The oldest book I own is a copy of "Hopkins and Underwood's New Arithmetic: Mental" published in 1903.
I bought it from Half Price Books in Dallas, because I loved it's "palm-sizedness" and it's green fabric cover. But since mathematics are not easy for me, I find it strange I would buy a math book. Then again, the title does say "Mental"...
The back cover lists the contract price as 22 cents. And, get this, the listed exchange price is 11 cents! I have never resold a book back to the university bookstore for HALF of it's original price!! It's usually been something like 1/5th the cover price. What a racket those college bookstores run.
I used to have a copy of "The Land That Time Forgot" I got from my mom's antique store. I was so intent on reading it that I let the page crumbles fall into my lap every night. And the smell of those decaying book pages... well, it's a very memorable smell. Now I'm wondering what happened to that book.
You can see my post about our old books here. Our oldest is 1856/57.

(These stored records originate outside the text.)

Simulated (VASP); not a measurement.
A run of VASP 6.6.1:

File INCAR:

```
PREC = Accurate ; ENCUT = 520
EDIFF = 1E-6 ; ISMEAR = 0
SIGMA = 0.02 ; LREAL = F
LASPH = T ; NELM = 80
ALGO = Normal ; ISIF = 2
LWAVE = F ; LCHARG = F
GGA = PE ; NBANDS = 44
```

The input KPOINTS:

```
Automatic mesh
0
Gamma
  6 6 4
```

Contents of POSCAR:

We also bought an old math book: "Durell's Advance Arithmetic", 1912, by Fletcher Durell, PhD, head of the Mathematical Department, The Lawrenceville School. The owner of the book was one Joseph Harris Tarver (Tarve?) of 3801 Beverly Drive, Hiland Park, Dallas, Texas who wrote in the front of the book "He who steals this book shall go to hell."
Rhonda,
Hahaha!
I wonder if Joseph Harris Tarver grew up to be a hell-fire and brimstone preacher.